Internet Censorship: The Need to Establish Equilibrium Between Freedom of Speech and Censorship Laws


Internet Censorship: The Need to Establish Equilibrium Between Freedom of Speech and Censorship Laws

[This piece has been authored by Srushti Kekre, a student at the Gujarat National Law University.]


In recent times, cyber censorship has been observed to be widely misused by governments around the world causing uproar amongst the masses. Different methods like filtering, blocking, internet shutdown, etc., often encroach upon the right to freedom of speech and expression of an individual. Internet censorship can be broadly defined as control, suppression, modification or dominance by a government or a private individual with respect to the content that can be accessed, viewed or published on the internet. It restricts individuals from using internet as per their will.
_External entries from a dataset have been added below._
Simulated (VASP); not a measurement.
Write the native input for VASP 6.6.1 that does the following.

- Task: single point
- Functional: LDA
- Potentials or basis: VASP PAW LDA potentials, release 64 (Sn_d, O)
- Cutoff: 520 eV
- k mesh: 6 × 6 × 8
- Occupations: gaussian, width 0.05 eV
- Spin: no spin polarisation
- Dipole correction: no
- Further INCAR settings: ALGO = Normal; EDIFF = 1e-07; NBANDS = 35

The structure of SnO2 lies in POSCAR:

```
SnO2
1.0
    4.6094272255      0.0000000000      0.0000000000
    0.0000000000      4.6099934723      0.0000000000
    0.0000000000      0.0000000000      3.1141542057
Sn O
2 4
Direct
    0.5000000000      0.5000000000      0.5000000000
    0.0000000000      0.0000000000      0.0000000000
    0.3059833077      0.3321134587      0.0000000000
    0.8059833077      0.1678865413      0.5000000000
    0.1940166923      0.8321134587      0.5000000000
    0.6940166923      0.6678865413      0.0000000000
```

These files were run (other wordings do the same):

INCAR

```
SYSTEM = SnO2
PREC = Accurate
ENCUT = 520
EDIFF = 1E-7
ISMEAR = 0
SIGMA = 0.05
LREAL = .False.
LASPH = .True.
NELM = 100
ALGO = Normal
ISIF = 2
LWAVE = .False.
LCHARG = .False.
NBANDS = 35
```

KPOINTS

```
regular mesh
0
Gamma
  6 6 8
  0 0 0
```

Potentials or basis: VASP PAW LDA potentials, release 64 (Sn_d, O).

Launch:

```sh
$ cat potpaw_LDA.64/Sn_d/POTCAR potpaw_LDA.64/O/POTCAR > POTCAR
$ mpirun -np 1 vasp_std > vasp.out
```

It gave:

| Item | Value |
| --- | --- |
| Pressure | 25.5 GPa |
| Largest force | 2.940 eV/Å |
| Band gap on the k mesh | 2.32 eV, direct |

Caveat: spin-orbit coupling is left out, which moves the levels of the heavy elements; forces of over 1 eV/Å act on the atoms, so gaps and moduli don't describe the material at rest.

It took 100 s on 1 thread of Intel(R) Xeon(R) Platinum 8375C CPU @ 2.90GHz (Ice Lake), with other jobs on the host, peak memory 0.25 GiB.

Censorship is not a nascent concept. It has existed for many centuries and in many parts of the world.  The law of censorship can be dated back to circa 450 BC with the philosopher, Plato, being its ardent supporter. He propagated that censorship is an effective tool to protect children and society from evil influences. Since then, however, this law has evolved manifolds. With technical and scientific advancements, methods of censorship are employed by governments everywhere to their aid.

International Legal Framework pertaining to Censorship Laws

In the current digital era, a state may cite multiple reasons like security of the state, maintenance of public order, decency and morality, defamation, etc. to impose certain restrictions on internet access. However, such restrain may contravene the right to freedom of opinion and expression which has been recognized as a basic human right under Article 19 of the Universal Declaration of Human Rights. Similarly, Article 19 of the International Covenant on Civil and Political Rights propagates “right to hold opinions without interference and right to freedom of expression which includes in its ambit liberty to publish, receive, seek any data or information either orally, in writing or in print through any media. Further it provides that any regulations by the authorities that curtail such liberty must be prescribed by law, implemented in order to protect the rights or reputations of others and to safeguard national security.”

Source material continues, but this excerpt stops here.